-
October 31st, 2009, 01:53 PM
#1
Java IO problem
Hi i need help.. Im actually trying to read a file line by line from the input text file and then write word by word into the output text file. In case a word is found to match exactly an abbreviation name in the database object, this method will additionally output the full names. The max_linewidth arguement has to be at least 30, and translafeFile has to ensure that the number of characters including space in every line in the output text file does not exceed max_linewidth. Below is my code so far.. i have not been able to sovle the max_linewidth problem to print out properly.
txt file
Code:
The MOE has given out a total of 420 teaching scholarships and
awards, the highest number of scholarships and awards given out
since 2003.
MOE said that it has a bumper harvest this year because of the
strong interest in teaching among quality candidates.
Four candidates have been awarded the prestigious Overseas Merit
Scholarships for Teaching by the Public Service Commission,
while 17 others have been given the coveted Education Merit
Scholarship.
Code:
import java.io.*;
import java.util.StringTokenizer;
public class Translate{
private Data db;
public Translate(Database database){
this.database=database;
}
public int translateF(String ifilename,String filename,int max_lwidth){
int numAbbr=0;
try{
BufferedReader br =new BufferedReader(new FileReader(input_filename+".txt"));
PrintWriter pw =new PrintWriter(new BufferedWriter(new FileWriter(output_filename+".txt")));
String returnStr=processToken(br.readLine());
if(returnStr.length()-1<max_linewidth)
pw.write(returnStr.substring(0,returnStr.length()-1));
//test
System.out.println("check:"+returnStr.substring(returnStr.length()-1));
//writer.write();
br.close();
pw.close();
}
catch(FileNotFoundException e){
System.out.println("TOError: File not found! -"+input_filename);
System.exit(0);
}
catch(IOException e){
System.out.println(e.getMessage());
}
return -1;
}
public String processToken(String file){
StringTokenizer st=new StringTokenizer(file);
int count=0;
String str;//store token
String line="";
while(st.hasMoreTokens()){
str=st.nextToken();
line+= str+" ";
//loop for the total number of abbreviations
for(int i=0;i<database.getNumAbbreviations();i++){
//loop for total number of fullname in a abbreviation
for(int y=0;y<database.getAbbreviationByIndex(i).getNumFullNames();y++){
System.out.println(database.getAbbreviationByIndex(i).getAbbrName().trim());
if(database.getAbbreviationByIndex(i).getAbbrName().trim().equalsIgnoreCase(str.trim())){
line+= "("+database.getAbbreviationByIndex(i).getFullName(y)+") ";
count++;
}
}//end for
}//end for
}//end while
System.out.println(line);
if(count!=0){
return line+count;
}
else
return null;
}
}
Last edited by hugo84; November 3rd, 2009 at 12:24 AM.
-
October 31st, 2009, 02:17 PM
#2
Re: Java IO problem
Originally Posted by hugo84
Hi i need help.. i have not been able to sovle the max_linewidth problem to print out properly
So you want to know how to limit the output so it isn't greater than max_linewidth ?
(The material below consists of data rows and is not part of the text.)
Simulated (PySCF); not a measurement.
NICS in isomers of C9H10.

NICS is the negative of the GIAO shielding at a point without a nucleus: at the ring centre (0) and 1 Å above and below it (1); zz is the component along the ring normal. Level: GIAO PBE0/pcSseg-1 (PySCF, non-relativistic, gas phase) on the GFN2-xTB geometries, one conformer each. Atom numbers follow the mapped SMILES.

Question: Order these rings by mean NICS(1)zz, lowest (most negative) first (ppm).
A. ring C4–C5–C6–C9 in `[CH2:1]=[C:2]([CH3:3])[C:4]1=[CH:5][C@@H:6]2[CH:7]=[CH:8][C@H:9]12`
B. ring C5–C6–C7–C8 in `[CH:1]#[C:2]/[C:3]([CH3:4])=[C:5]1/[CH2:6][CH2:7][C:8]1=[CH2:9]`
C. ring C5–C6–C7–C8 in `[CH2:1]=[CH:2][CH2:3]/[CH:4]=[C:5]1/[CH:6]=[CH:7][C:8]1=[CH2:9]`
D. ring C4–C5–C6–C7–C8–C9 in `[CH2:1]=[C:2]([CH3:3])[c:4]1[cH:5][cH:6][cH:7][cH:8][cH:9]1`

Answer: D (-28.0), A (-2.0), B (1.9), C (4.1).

Every time you have a word to print, get the current length of the line, add the length of the word, and if the result is greater than the max_linewidth, start a new line. Simples...
Time is an excellent teacher; but eventually it kills all its students...
Anon.
Please use [CODE]...your code here...[/CODE] tags when posting code. If you get an error, please post the full error message and stack trace, if present.
-
October 31st, 2009, 02:46 PM
#3
Re: Java IO problem
yah.. i did it here.. problem is it only prints the 1st line..which is whats shown below. It dosent print onto the file and also no matter what linewidth i set, it dosent compare. What could be the problem?
Output
The MOE (Ministry of Education) has given out a total of 420 teaching scholarships and
if(returnStr.length()-1<max_linewidth)
pw.write(returnStr.substring(0,returnStr.length()-1));
//test
System.out.println("check:"+returnStr.substring(returnStr.length()-1));
Last edited by hugo84; October 31st, 2009 at 02:53 PM.
-
October 31st, 2009, 07:09 PM
#4
Re: Java IO problem
Originally Posted by hugo84
What could be the problem?
Your code is probably wrong.
I can't say more because you haven't supplied any useful information. If you want help, why not make an effort to supply the necessary information? You didn't answer any questions I asked in my first post, and now you post a snippet of code with no context at all. Although you say "yah.. i did it here..", you haven't posted the relevant code.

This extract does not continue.